Making Olympic Rings Using Command X and Command F(B) in Illustrator
Today, I’m going to make an Olympic rings in Illustrator.
At first glance, it looks like just a row of five colored rings, but actually, the overlapping of the lines is complicated.
However, it’s easy to make with a certain shortcut key!
Make a perfect circle
Select [Ellipse Tool] from the Tools Panel on the left side of the screen by clicking and holding the [Rectangle tool].
Click once on the artboard to bring up the screen below, set the width and height to the same value, then press [OK] (In this case, I set it to 100mm x 100mm.).
You can also create it by holding down shift key and Drag and Drop.
Change the color and width of the Stroke
Use the [Swatch panel] on the right to change the color. Change the Fill to none, and leave the Stroke color unchanged (black) for now, as we will change it later.
Also, use the Stroke panel on the right to change the Stroke width. Set the value to your liking (In this case, I set it to 16pt.).
If the panel is iconized, press the expand panel button in the upper right corner of the screen to open the panel.
If the panel has disappeared, open “Window” on the menu bar at the top of the screen and check the box to make the panel appear.
Rotate the circle
With a circle selected, double-click on the Rotate Tool icon in the left side tool panel to open the following screen.
Enter “45°” in the Angle field and press [OK].
Duplicate the circle
(I’ll show you how to duplicate it with a shortcut key.
Select the Selection Tool (black arrow) in the left side tools panel.

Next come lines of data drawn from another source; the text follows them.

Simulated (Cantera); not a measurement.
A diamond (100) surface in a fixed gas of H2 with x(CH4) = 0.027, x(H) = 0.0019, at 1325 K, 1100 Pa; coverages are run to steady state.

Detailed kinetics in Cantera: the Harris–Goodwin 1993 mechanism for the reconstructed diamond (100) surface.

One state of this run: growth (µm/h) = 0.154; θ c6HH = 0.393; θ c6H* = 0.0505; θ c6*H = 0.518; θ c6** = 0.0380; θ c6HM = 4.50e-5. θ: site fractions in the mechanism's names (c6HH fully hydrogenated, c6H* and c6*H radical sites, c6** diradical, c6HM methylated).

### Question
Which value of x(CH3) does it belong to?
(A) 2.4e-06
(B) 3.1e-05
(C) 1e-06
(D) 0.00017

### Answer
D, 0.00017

With your first circle selected, drag and drop it to the right side while holding down the shift and option keys. Place them at a reasonable distance from each other.
Now you can duplicate the circle at the same height.
Press Shift and D to repeat the previous operation.
Three circles of the same size, height and distance are now created.
Next, we create two circles in the bottom row.
Duplicate the selected circle by holding option, dragging, and dropping it to the bottom.
When the cloned circle is selected, hold down shift and option and drag it to the right to duplicate it, keeping it aligned in height.
We now have five circles in total.
Change the color of the five circles
Select the circle and use the [Swatch panel] on the right to change the color of the stroke. Choose blue, yellow, black, green, and red, from left to right.
Select the blue and black circles, then press command and G to group them.
Select that group and the yellow circle.
Hold the option and click on the blue and black circles to make them key objects. (If you move the mouse over the object, the arrow icon will change. This is the cue to make it a key object.)
Click the Align icon in the control panel at the top of the screen.
Select only the blue and black circles and press Shift and Command and G to ungroup them.
Group the black and red circles in the same way.
Then, align that group and the green circle with [Align center].
After that, Ungroup the black and red circles.
Select the yellow and green circles in the lower row, and drag and drop them upward while holding down the Shift key.
Drop it to about half of the upper circle.
Change the stroke overlap
(I recommend that you work with a sample Olympic rings.)
Select the [Direct Selection Tool] (white arrow) in the Tools panel.
First, change the overlap of the blue and yellow circles.
Select only the blue line that you want to bring to the front of the yellow circle, cut it with Command and X key, and copy the selected area to the clipboard.
Next, select only the part of the yellow circle to be placed under the blue stroke.
With command and the F key, paste the blue stroke copied to the clipboard to the front of the yellow stroke.
Use the same method to change the order of the black and yellow strokes, the black and green strokes, and the red and green strokes.
(I’ve shown you how to paste in front using the command and F key, but there is also a way to paste in back using the command and B key. You can also try it out.)
Finally, select all of the objects and press command and G key to group them.
By the way, five colored rings of blue, yellow, black, green, and red represent the five continents of Europe, North and South America, Africa, Asia, and Oceania, and their mutual unity and solidarity, but none of the colors are meant to represent a specific continent.